The Strange City of Edgar Allan Poe

★★★½

Through Wednesday, Oct. 31

Sonorous Road Theatre, Raleigh  

If you get a little thrill from reading other people’s mail, regard the magnified version of a letter from August 1848 posted outside Sonorous Road Theatre. In a none-too-steady hand, a woman writes for help from a fellow spiritualist. Her colleague is slipping into grief-induced madness after the death of his wife. The woman writes that she plans to mesmerize him, opening a psychic portal for her correspondent to enter his nightmares. “Explore … experience as much as you can. Your human touch, your presence alone should help restore some sanity—some humanity,” she writes.

More than a minor footnote in literary history, the letter’s author is Sarah Helen Whitman. The man she’s writing about is Edgar Allan Poe.

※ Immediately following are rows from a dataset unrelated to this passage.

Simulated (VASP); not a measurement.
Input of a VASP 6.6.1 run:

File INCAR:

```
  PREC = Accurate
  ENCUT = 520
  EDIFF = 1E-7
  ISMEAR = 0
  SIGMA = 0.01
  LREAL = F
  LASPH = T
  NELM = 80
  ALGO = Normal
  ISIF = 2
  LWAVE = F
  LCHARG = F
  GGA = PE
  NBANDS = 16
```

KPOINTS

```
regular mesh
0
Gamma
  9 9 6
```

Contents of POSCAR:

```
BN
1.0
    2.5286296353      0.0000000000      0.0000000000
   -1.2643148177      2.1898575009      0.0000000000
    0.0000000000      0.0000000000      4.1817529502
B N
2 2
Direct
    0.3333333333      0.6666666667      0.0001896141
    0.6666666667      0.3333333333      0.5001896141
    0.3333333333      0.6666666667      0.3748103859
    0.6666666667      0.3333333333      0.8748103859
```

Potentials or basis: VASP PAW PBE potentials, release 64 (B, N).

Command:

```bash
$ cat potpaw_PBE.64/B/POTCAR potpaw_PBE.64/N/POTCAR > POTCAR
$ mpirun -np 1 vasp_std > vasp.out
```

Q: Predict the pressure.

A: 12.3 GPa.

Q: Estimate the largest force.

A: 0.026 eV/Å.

The premise alone of The Strange City of Edgar Allan Poe reveals that cowriters and directors Christian O’Neal and Michelle Murray Wells, the artistic director of Sonorous Road, have done a bit of digging into the last two years of Poe’s dark life. After his young wife, Virginia, died from tuberculosis in 1847, Poe became unstable, falling deeper into the depression and alcoholism he had fought for years.

O’Neal and Murray cast those attending this intriguing immersive-theater work as psychic explorers who enter the fractured consciousness of the macabre poet and writer—the strange city of the title. In doing so, the imaginative production raises the stakes from the company’s 2017 Halloween show, House of the Fury. With no guide to lead us through the maze-like series of rooms and corridors after the first chamber—a writer’s office, violently smashed beyond repair—we’re left to encounter characters in fragments from Poe’s stories, including Clare Vestal’s unstable narrator from “The Tell-Tale Heart” and Douglas Kapp and Lia Fitzgerald’s melodramatic King and Queen Pest from “The Masque of the Red Death.” Michael Bacigalupo does uncanny work as a Hop-Frog who seems an exhausted, bewildered, thinly masked proxy for what remains of the embattled Poe. These characters increasingly overlap and encounter people from Poe’s life, including Elena Mulligan’s dead but still soulful Virginia. It’s disappointing when isolated cast members clearly don’t rise to the level of the above-mentioned actors.

In Strange City’s jigsaw script, characters unite as they struggle to break behavior patterns as deeply embedded as Poe’s haunting verses. A prologue confirms the author’s fate when a love from beyond the grave ultimately proves healthier than the ones on this side of it.